Payroll News Issue 88 August 2006

Welcome to Payroll News

In this issue we tell you about options for making tax payments, retiring and redundancy payments, and how to apply the no-declaration rate.

If you have an employer topic you'd like to see covered in this newsletter, please write to the Editor, Payroll News, PO Box 2198, Wellington or email us at and we'll aim to cover the topic in a future edition.

Are you treating your employees as contractors?
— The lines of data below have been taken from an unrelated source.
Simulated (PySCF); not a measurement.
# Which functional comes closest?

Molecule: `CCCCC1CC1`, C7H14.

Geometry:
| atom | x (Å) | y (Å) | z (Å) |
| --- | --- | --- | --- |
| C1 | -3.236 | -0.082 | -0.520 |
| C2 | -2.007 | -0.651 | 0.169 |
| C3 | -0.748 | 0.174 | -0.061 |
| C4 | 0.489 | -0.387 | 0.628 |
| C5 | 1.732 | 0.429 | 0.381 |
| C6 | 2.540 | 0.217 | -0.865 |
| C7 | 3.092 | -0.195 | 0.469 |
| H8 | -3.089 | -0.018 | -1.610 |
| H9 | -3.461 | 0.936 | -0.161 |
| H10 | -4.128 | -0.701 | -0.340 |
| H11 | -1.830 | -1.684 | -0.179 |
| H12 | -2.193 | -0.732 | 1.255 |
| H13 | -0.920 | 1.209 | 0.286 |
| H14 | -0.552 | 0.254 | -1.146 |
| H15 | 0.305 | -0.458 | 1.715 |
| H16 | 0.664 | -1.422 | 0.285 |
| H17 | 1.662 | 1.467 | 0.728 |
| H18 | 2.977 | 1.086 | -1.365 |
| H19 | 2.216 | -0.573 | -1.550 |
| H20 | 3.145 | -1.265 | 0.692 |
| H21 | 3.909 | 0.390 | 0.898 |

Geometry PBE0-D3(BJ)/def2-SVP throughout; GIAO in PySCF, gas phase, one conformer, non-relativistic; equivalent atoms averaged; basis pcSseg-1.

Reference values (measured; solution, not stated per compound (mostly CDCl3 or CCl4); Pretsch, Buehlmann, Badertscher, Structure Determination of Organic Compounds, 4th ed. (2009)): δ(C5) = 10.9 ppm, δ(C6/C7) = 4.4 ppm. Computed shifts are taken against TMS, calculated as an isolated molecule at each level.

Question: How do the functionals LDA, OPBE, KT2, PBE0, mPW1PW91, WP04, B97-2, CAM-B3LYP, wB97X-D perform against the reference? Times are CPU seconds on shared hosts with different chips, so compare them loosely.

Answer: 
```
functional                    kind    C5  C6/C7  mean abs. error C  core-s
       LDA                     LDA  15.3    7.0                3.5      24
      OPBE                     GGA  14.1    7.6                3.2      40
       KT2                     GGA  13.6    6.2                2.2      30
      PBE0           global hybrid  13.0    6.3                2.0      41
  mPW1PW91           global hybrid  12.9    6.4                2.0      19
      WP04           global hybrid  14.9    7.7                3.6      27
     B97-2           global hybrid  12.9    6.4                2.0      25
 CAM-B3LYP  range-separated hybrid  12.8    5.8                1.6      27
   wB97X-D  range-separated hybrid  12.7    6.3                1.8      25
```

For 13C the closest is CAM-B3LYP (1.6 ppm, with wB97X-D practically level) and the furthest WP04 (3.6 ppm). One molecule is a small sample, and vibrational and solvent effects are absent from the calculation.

As an employer it's important you know whether the people who work for you are employees or self-employed, because tax, student loan and Accident Compensation laws treat self-employed people differently to employees. If you fail to meet your responsibilities as an employer this may result in prosecution and a fine.

So, who is an employee?

If you have control over the work and how and where it is done, the worker is most likely an employee and you are responsible for deducting PAYE. As well as being full-time, employees can include fixed-term or seasonal employees and casual or part-time employees. If someone is not an employee, you may be required to deduct withholding tax from payments you make to them.

Withholding payments

The Tax code declaration (IR330) and the PAYE deduction tables (IR340) and (IR341) list the activities that are subject to withholding tax, and the amount of withholding tax to deduct. If you have a self-employed contractor working for you, who performs work that falls under the withholding payment regulations, you need to deduct withholding tax at the specified rate unless they give you a current certificate of exemption.

For more help

If you're unsure whether a worker is an employee, see our leaflet Self-employed or an employee? (IR336). You can view this online or order a copy by calling INFOexpress on 0800 257 773.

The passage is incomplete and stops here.